In Year 6, we are committed to ensuring that all of our children reach their full potential, as we prepare them for their transition into secondary school. Throughout the year, children continue on their creative, thematic learning journey, developing a range of new skills, as well as refining and practising those acquired during the rest of Key Stage Two. We continue to promote personal attributes of self-reflection, determination, perseverance, and collaboration to ensure that our children are ready to take full advantage of the exciting opportunities and challenges presented by their future studies and life beyond school.
Through an engaging and challenging curriculum, children explore a number of topics in the statutory subjects of History, Geography, Art, Design Technology, Music, Computing, Physical Education, Religious Education and Personal Development and Well-being (PDW), with skills and knowledge content assessed against our progressive learning journeys which are used to plan teaching sequences across the three terms of the school year. In their final period of primary school, children develop their historical and geographical enquiry skills through our Victorians, World War One, World War Two and Environmental Change units; describe the global distribution of climate zones; identify and locate vegetation belts and biomes in their study of South America (Amazon); understand how climate impacts vegetation belts; explore the impact of long-term variations in weather and climate and complete a case study of the continent of Australasia, developing awareness of how human and physical processes interact to influence and change landscapes, environment and climate. They continue to study a wide range of artists and musicians, including William Morris, Wassily Kandinsky, Ethel Smyth, Mark-Anthony Turnage and Pierre Boulez and create pieces inspired by their styles. Children are also taught to use different computer apps and websites to code sequences of movements for mechanical robots, create more refined algorithms and extend their digital literacy knowledge to include the prevalence of fake news, echo chambers and filter bubbles, alongside an understanding of how to recognise, respond to and protect themselves from risks that may be encountered when they are online. In PE, children build upon skills taught in previous years and apply them to sports including handball, tennis, hockey, athletics, gymnastics and dance. Children continue to develop their oracy and fluency in reading, writing and speaking French and explore the beliefs, faiths and values of people in our wider community and across the world. Design Technology learning sees the children creating shortcrust pastry tarts, using embroidery when stitching to create a Christmas decoration, creating a WW1 tank with moving components and a biome.

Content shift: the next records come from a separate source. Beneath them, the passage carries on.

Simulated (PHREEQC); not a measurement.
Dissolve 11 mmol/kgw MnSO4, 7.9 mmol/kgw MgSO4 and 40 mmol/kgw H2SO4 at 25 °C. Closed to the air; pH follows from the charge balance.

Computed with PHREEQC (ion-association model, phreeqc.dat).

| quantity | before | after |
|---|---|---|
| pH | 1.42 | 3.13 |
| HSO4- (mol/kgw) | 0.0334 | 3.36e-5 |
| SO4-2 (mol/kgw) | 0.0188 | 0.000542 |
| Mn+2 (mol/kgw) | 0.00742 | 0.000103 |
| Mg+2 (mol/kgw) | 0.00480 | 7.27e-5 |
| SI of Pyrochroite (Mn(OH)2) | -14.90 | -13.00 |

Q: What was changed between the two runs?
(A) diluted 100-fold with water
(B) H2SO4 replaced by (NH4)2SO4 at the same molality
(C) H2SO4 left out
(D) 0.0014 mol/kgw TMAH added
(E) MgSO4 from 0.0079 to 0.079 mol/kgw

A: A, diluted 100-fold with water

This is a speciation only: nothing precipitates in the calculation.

In maths, we teach with the expectation that all children will achieve mastery in every concept taught. Children are taught how to: recognise the value of digits in numbers up to 10 million, confidently use the four operations in a range of contexts, compare and order fractions, calculate with fractions across all four operations, convert units of measurement, construct a range of 2D and 3D shapes with given properties, plot coordinates on a four-quadrant grid, interpret pie charts and begin to use algebra to find unknown values. Fluency, reasoning and problem solving opportunities are planned for all areas of the maths curriculum and children develop a deep conceptual understanding of the curriculum through the exploration and investigation of mathematical concepts.
We continue to instil a passion for reading and explore a wider range of classic and contemporary novels, which are linked closely to the thematic curriculum and build progressively on skills acquired across Key Stage Two. Children analyse symbolism and allegory in classics such as Charles Dickens’ Oliver Twist and explore how figurative language is used in gothic novels to impact on the reader. Visual Literacy texts such as The Piano are used to stimulate emotive narrative writing, with children manipulating their use of tenses with intention and control. Through a wide exposure to a range of genres, children learn how to compare and contrast the works of different authors and are able to describe similarities and differences in the social, cultural, moral and historical themes of texts they have read.
Through reading, children are able to identify and comment upon the structure and organisation of a range of non-fiction texts, including newspapers and diaries and use these texts to inspire their own writing compositions. Our children are encouraged to write across a range of genres and for different purposes, refining their use of genre-specific features and learning how to use language, sentence structures and advanced punctuation for effect.
In Science, children continue to develop a range of investigative skills, across a variety of topics including evolution and inheritance, living things and their habitats, light and electricity. They are taught to identify independent, dependent and control variables and begin to comment on the limitations of tests, refining further tests to prove and refute widely-accepted scientific concepts. Children have the opportunity to use their computing skills to present data in different formats, applying their Maths knowledge to use the graphs they produce to analyse data trends, identify anomalies and pose further scientific questions effectively.
Key Questions to drive learning and progress
- How did Nobody arrive at the graveyard? (English/History/PDW – The Graveyard [by Neil Gaiman])
- What was life like in a Victorian Workhouse? (History – Victorians)
- What were the causes of the first world war? (History – World War 1)
- Who are the pioneers of the theory of Evolution? (Science- Evolution and Inheritance)
- Why is it important to see life from different perspectives? (English – War Horse)
- Residential trip to France
- Imperial War Museum
- Jaguar Land Rover Education Centre
- Drayton Manor
- Local Area Fieldwork
- End of Year Production
Class Novels include
Alice in Wonderland by Lewis Carroll, War Horse by Michael Morpurgo, Wonder by R.J.Palacio, Skellig by David Almond, Pig Heart Boy by Malorie Blackman and Oliver Twist by Charles Dickens.